Product Data Quality Issues Cannot Be Solved by a Tool: Part 3
Feb 28, 2019 • 3 Minute Read
This is part 3 in a three part series. See part 1 here and part 2 here.
Linear Data Flows Versus Data Webs
The last major issue occurring in many enterprise ecosystems is the development of data webs instead of linear data flows. A linear data flow (example below) is straight-forward: Data flows from one system to another in a linear fashion.
Data Webs occur when enterprises link systems in multiple directions, increasing the complexity of the flow of data. This creates timing issues as different events in different systems may require another system to hold on a process until the originating system is complete. Below is an example of a data web.

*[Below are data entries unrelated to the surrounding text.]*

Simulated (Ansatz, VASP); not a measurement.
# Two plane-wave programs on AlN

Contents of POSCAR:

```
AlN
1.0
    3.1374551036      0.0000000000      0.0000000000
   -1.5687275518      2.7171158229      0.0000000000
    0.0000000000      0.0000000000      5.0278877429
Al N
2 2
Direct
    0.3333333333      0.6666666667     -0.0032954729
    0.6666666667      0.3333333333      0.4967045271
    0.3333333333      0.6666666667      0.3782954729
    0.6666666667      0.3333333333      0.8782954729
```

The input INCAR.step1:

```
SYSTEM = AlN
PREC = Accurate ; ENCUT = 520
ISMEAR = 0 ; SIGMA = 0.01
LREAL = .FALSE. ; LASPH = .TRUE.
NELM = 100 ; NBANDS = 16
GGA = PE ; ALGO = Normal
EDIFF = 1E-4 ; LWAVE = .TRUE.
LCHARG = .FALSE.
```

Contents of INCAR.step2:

The differences between these two methodologies is obvious, but the consequences are not. In the linear example the ERP system only needs to know what the PLM system needs it to know. Similarly, the PIM system only needs to know what the ERP systems needs it to know. This makes timing, data availability and workflow easier to manage. In the second example, the CMS must understand what is happening in all 3 system simultaneously to know what the next step in the process is. The timing of this becomes complex, especially when not all data elements are available from the feeding system at the time of origination.
If you have a data web a PIM implementation will be more difficult and more expensive. Somewhere it will force a downstream system to understand the timing and availability in systems it does not share common purpose with. This will increase the timing it takes to implement a PIM, require more complex integrations between systems to get the timing of data availability correct, and increase the cost of your implementation. Lastly, it will make your PIM bound to these systems in ways that are impossible to abstract from that will make your PIM install less adaptable and scalable in the future.
Product Taxonomy and Data Governance
Two of the least understood elements of a PIM install are how to integrate that tool into a data governance program and the importance of a properly-designed product taxonomy. Product taxonomies provide consist data objectives for category-specific attributes, which are vital to be able to syndicate data to downstream partners. Without a rules-driven, documented, scalable product taxonomy the ability to syndicate data to retailers that have already built their own product taxonomies will be laborious, manual, and prone to error.
Product taxonomies also speed products to market when designed correctly. By allowing a user to understand the downstream requirements for product specification data in a consistent fashion, product taxonomy avoids multiple touch-points over the lifecycle of a product to determine characteristics of that product. No more waiting for email chains to complete to syndicate data: The data requirements are laid out in a simple format that EVERY PIM tool enables.
A PIM install without a governance plan will begin data remediation projects to fix their data often within a year of original implementation.
Building a functional product taxonomy is important, but governing that taxonomy and the other elements of your PIM install is even more critical. If governance is not baked into a data strategy, the product taxonomy and PIM attributes will quickly devolve into a mess. Without the controls to document why an attribute exists, who owns that attribute, when that attribute can be changes, who can change that attribute, and where that attribute originated from and is destined to, chaos ensues. It doesn’t take long. A PIM install without a governance plan will begin data remediation projects to fix their data often within a year of original implementation.
Therefore, forgetting about Product Taxonomy and Data Governance is crucial to the long-term viability of your PIM implementation. Yes, you can implement a PIM without these included. No, your data quality will not increase over time if you do not.
Plan Your Product Data, Not Your Tool
In summary, your PIM implementation will be much more successful if you plan your product data strategy. Understanding the implications of product data webs, product taxonomy, and supply-side versus sell-side data attributes is critical to achieving scalable adaptable PIM implementations. Understanding the importance of Product Taxonomy and Data Governance is also critical to improving your data quality over the long term. Traditionally these activities have been ignored by PIM implementors to reduce the implementation cost they quote at the outset, but at the peril of failed PIM projects.
The most successful PIM implementations do not start by looking at the tool. They begin with understanding your data, your systems, your workflow, and your data strategies. They incorporate all the elements of product data in a cohesive plan that provides an effective scalable data model that is controlled by an effective data governance plan and an adaptable tool design.